The National Labor Relations Board ruled, to nearly no one's surprise, that a portion of the University's graduate students can, in fact, decide for themselves whether or not a union is the way to go on this campus. And that is a victory for all involved.

Both sides of the debate can now sit down and discuss what really matters -- not whether a union is legal, but whether a union would improve life for graduate students.

And that is what this battle always ought to have been about all along. There are strong arguments on both sides, and now those arguments can be heard and judged on their merits by the only community that matters -- not the NLRB, not the Board of Trustees, but the graduate students whom a union would effect.

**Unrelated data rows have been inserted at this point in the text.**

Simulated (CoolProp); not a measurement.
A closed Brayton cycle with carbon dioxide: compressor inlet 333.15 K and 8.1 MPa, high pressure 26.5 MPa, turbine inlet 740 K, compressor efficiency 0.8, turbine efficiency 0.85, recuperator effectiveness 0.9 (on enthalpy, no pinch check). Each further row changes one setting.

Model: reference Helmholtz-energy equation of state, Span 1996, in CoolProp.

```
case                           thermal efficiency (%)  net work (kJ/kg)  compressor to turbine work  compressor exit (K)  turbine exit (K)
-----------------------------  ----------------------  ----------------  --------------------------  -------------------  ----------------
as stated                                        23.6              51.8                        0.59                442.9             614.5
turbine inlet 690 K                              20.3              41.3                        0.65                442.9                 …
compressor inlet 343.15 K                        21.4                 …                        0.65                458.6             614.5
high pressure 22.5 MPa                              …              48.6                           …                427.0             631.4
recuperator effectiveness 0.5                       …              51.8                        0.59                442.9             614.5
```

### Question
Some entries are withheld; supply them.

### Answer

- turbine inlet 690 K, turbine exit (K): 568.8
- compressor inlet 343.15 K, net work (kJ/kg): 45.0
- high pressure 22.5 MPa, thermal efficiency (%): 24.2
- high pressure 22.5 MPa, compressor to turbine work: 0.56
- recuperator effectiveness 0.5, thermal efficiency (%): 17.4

The University can, of course, appeal, but it would be advised not to. The NLRB's decision yesterday is not precedent setting, but rather follows the logic that have allowed union elections to go forward at Brown, Columbia and New York universities, where pro-union forces prevailed, and at Cornell University, where graduate students rejected collective bargaining. An appeal would only waste more money that could be better spent on academic programs, Bennett Hall renovations or making the case against a union.

Legal maneurvering can only go so far. Barring a dramatic reversal, Graduate Employees Together-University of Pennsylvania would eventually have won the right to hold an election, no matter how much energy and committment the General Counsel's office poured into the effort.

The time has come to stop hiding from the bread and butter issues of graduate unionization -- will a union improve their lives and their treatment from above? We expect a spirited, civil debate and an eventual decision based on the facts.

It should be an interesting few months.